Credit Suisse yesterday held what is most likely going to be its last Annual General Meeting as an independent firm – unpacking its sudden takeover by UBS and the impacts this will have on stakeholders.
UBS agreed to take over Credit Suisse in a deal worth more than $3.25 billion at the end of March, moving forward without the approval of shareholders under emergency ordinance issued by the Swiss Federal Council.
The Swiss National Bank said the takeover provides a solution “to secure financial stability and protect the Swiss economy in this exceptional situation”.
Axel Lehmann, chairman of Credit Suisse, started off his address this morning by admitting the firm “stands here today in a situation no one could have expected”.

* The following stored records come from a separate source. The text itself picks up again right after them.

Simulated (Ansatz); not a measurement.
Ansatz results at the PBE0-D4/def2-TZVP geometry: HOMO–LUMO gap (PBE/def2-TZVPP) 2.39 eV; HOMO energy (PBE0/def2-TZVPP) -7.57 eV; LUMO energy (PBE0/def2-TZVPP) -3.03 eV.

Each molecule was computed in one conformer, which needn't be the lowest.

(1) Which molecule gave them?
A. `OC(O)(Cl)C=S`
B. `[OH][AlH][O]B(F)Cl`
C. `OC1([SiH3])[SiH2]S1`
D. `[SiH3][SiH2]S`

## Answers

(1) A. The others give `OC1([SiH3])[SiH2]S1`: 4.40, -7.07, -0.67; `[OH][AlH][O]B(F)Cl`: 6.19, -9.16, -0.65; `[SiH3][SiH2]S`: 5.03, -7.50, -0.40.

Lehmann has served as chairman for little over a year and stated that he was aware of the size of the task of restoring the bank, the accumulated problems, the time pressure as well as the difficult geopolitical and macroeconomic environment.
“It was absolutely clear to us that we needed a comprehensive, strategic and cultural transformation. The business model had to be fundamentally overhauled,” said Lehmann.
“Until the end, we fought hard to find a solution. Ultimately, there were only two options: deal or bankruptcy. The merger had to go through; the terms had to be accepted. The only alternative would’ve been a restructuring under Swiss banking law which would’ve led to the worst scenario. Namely: a total loss for shareholders, unpredictable risks for clients and severe consequences for the economy and global financial markets.”
Chief executive officer Körner highlighted that the bank’s survival was at stake and it had to act quickly and resolutely.
“The collapse of Credit Suisse would’ve been disastrous not just for Switzerland, but for the global economy at large. Together with the Swiss government, the Federal Council, the Swiss National Bank and FINMA, we worked hard to find possible solutions within a limited time frame. In the end, the merger with UBS was the only feasible option,” said Körner.
“After 167 years, Credit Suisse is giving up its independence.”
Following the announcement of the deal last month, investors began gearing up for litigation following the decision by the Swiss regulators to pay Credit Suisse equity-holders CHF3 billion whilst writing down the value of AT1 debtholders to zero – which could include investors challenging the Swiss government, suing FINMA, or suing Credit Suisse.